DP World did not "pop" when listed on the London Stock Exchange (LSE) this month, but the company is still garnering plenty of market support.
Analysts have long cited the company's logistics business as a reliable profit-maker.
Coupled with its flotation on the LSE, which offers international investors exposure to the world's third-largest operator of container terminals, analysts say it presents a compelling investment.
HSBC yesterday raised its target price on DP World to US$13.93, or 850 pence, from about $11.20 or 700 pence. Analysts at the bank kept their "neutral" rating on the stock but added the company's container-terminal assets looked attractive.
This is despite DP World shares losing as much as 6.6 per cent of their value after just a week of trading in London.
Yesterday, the shares were down 1.3 per cent to 790 pence on the London market in afternoon trading.

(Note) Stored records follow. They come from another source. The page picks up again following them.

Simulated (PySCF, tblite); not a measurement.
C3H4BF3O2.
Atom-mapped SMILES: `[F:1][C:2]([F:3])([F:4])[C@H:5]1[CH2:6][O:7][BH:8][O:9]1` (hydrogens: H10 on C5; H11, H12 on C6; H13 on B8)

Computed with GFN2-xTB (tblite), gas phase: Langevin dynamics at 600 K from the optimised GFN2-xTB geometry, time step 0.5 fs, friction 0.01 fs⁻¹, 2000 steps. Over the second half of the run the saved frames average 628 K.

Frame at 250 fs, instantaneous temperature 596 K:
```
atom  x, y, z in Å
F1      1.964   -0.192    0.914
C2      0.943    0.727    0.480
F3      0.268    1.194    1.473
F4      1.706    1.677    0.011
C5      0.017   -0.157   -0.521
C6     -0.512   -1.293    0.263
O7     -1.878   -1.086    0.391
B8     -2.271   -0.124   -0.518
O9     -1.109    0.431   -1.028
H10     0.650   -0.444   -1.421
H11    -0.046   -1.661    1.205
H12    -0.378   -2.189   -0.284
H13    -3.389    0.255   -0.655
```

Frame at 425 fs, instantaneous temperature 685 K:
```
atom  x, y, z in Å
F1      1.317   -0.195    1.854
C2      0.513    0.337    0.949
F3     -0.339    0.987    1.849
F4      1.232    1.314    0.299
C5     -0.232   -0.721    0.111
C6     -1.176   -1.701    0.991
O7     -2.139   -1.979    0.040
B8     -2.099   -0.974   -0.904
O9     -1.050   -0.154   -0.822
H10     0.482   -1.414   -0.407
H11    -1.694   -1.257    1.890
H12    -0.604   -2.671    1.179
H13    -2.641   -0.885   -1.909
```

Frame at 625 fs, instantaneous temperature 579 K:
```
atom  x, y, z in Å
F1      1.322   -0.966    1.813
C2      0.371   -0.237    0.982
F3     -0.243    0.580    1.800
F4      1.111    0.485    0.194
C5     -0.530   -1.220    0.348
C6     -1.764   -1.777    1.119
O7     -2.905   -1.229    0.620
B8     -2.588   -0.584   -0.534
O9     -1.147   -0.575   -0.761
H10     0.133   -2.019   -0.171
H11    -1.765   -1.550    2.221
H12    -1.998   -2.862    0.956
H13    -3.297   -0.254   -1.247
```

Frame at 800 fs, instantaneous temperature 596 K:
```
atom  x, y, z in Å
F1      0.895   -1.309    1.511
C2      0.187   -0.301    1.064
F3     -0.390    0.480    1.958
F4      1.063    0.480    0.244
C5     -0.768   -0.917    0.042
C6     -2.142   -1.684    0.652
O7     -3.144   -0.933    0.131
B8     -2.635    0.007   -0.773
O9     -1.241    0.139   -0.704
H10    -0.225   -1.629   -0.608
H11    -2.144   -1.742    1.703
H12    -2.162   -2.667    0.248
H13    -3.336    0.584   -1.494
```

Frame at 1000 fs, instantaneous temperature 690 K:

On Nasdaq Dubai, where the company is also listed, it traded 1.6 per cent higher at $12.70.
It had listed at 820 pence a share on June 1 in a quiet debut that failed to excite investors.
Not all investors expected a big pop, which is when a share price rises to a big premium on its opening day of trading.
Instead, market chatter turned to the potential of the company's majority-owner, Dubai World, selling more of its shares, effectively boosting the free float and liquidity of the company on both exchanges.
The 20 per cent free-float in the port operator has been regarded as too small, and one obstacle in the way of more liquid trading.
HSBC also cited DP World as a way in for international investment into the Gulf market.
At present this is difficult because of the "frontier" market status tagged to many of the region's bourses.
This category excludes many fund managers from investing billions of dollars because the market is perceived as more volatile and risky.